DescriptionIn the context of text understanding, computational methods are used to study how humans utilize stylistic elements (visual and rhetorical) in combination with language to express emotions and opinions. In this dissertation, I present several computational experiments and annotated datasets for understanding the communicative meanings of these presentations. This involves studying computational models for predicting emotions, rhetorical relations, and lexical aspects.

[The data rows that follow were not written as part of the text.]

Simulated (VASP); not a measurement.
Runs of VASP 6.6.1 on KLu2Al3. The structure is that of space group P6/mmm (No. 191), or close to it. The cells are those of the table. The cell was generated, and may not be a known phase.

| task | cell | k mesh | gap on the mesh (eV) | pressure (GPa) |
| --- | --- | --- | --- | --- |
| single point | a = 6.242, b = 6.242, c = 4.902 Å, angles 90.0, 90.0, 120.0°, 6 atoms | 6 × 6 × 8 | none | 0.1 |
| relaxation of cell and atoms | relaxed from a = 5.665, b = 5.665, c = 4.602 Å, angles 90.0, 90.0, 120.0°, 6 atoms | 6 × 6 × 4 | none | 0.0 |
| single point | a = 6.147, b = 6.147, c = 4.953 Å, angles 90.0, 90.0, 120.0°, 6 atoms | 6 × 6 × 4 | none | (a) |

First, I explore to what extent distributional semantic models and other proposed resources can capture the intensity of emotions in lexical items. Using human judgment as gold standard, I employ language models for word-level emotion intensity prediction and present a technique to attain an emotional database. This new emotion database provides graded emotion intensity scores for English language words with regard to a fine-grained inventory of over 200 different emotion categories. In the next step, in a series of unsupervised, supervised, and self-supervised experiments, I estimate the word-level emotion intensity scores for specific emotions. The results indicate that: 1) the sentiment score of words can improve distributional models for emotion classification, and 2) language models perform better in practice in comparison to emotion lexicons.
Next, I present a statistical analysis of the role of emojis in text as a visual element that conveys emotion. I quantify the strong connection between the emoji and emotions by collecting and analyzing large corpus tweets. I partially annotate the dataset with the syntactic role of emojis in the text. The empirical results illustrate that emojis are used mainly to intensify the emotion in a sentence; however, in some cases, they replace a word or phrase in the sentence or signal contrast in a sarcastic context.
The last part of the dissertation focuses on the usage of the Persian language in different contexts and for different purposes. The majority of works in NLU challenges are concentrated on resource-rich languages like English. As an effort to deliver high-quality evaluation resources for Persian, I present two corpora to analyze stylistic and rhetorical elements in standard and poetic Persian text. The first corpus covers Persian literary text mainly focusing on poetry, annotated for century and style, with additional partial annotation of rhetorical figures. Next is a benchmark for textual entailment in Persian. This is part of a larger benchmark that covers a range of language understanding tasks in Persian (eg. reading comprehension, textual entailment, sentiment analysis, etc). This benchmark is the first work designed for studying various NLP tasks in Persian.